Despite these decades of intense study, little published information on what the Woods were actually like existed for the 1950s and 1960s until the rediscovery of Elton's notebooks stored in Oxford's Museum of Natural History. (This also houses the specimens he collected). The diaries detail Elton's regular visits to Wytham from 1942 to 1965 and help paint a vivid and more complete picture of the woods' history and wildlife. The archives were transcribed and edited into downloadable, easily searchable electronic format by a volunteer during 2013-14, along with notes of visits to other sites in the region.
As well as documenting the many ecological changes at Wytham, the photographs accompanying the diaries reveal fascinating changes in ecologists as a species. According to Dr Kirby: "The pictures show more ties on students, more smoking, the women regularly wear skirts for field work and some of the pictures reveal what today's leading ecologists looked like in their student days."
Elton's diaries provide interesting insights into the events and management practices that have shaped Wytham Woods, and underline the importance of observational studies and long-term research.

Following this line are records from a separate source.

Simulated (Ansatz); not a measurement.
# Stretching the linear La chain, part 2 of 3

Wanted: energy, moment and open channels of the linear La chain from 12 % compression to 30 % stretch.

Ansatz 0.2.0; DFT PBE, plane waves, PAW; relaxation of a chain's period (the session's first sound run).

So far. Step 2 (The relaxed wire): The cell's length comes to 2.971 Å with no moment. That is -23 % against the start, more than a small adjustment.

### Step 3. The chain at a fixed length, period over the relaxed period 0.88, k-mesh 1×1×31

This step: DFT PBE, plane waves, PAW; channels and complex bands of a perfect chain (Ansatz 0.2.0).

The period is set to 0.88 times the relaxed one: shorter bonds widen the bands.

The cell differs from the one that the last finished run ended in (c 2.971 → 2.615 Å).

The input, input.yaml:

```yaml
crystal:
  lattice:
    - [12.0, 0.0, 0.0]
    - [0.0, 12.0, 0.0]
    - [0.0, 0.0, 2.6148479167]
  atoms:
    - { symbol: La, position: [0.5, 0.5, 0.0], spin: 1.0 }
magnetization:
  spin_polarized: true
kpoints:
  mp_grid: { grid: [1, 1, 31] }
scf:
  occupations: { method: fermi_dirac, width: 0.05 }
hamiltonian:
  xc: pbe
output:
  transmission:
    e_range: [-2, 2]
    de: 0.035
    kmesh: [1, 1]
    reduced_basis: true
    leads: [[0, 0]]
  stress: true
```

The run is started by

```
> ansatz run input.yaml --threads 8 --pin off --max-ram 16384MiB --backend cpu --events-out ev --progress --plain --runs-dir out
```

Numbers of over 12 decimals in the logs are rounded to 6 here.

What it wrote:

Like Elton, Dr Kirby has spent part of his career working in Wytham Woods. His work there began in 1974 with a study of brambles, and more recently he became involved with a project to update our knowledge of the history of the woods.
"Most of us owe a great debt to those researchers who have gone before us: Newton described it as 'standing on the shoulders of giants'. I can express this in a slightly different way – once a month, for the last year I have literally been walking in the footsteps of one of ecology's giants, Charles Elton," says Dr Kirby.
With the imminent release of the Elton diaries online, now everyone with an interest in Wytham Woods can walk in the footsteps of ecology's giants and use their knowledge to gain a better understanding of the woods today.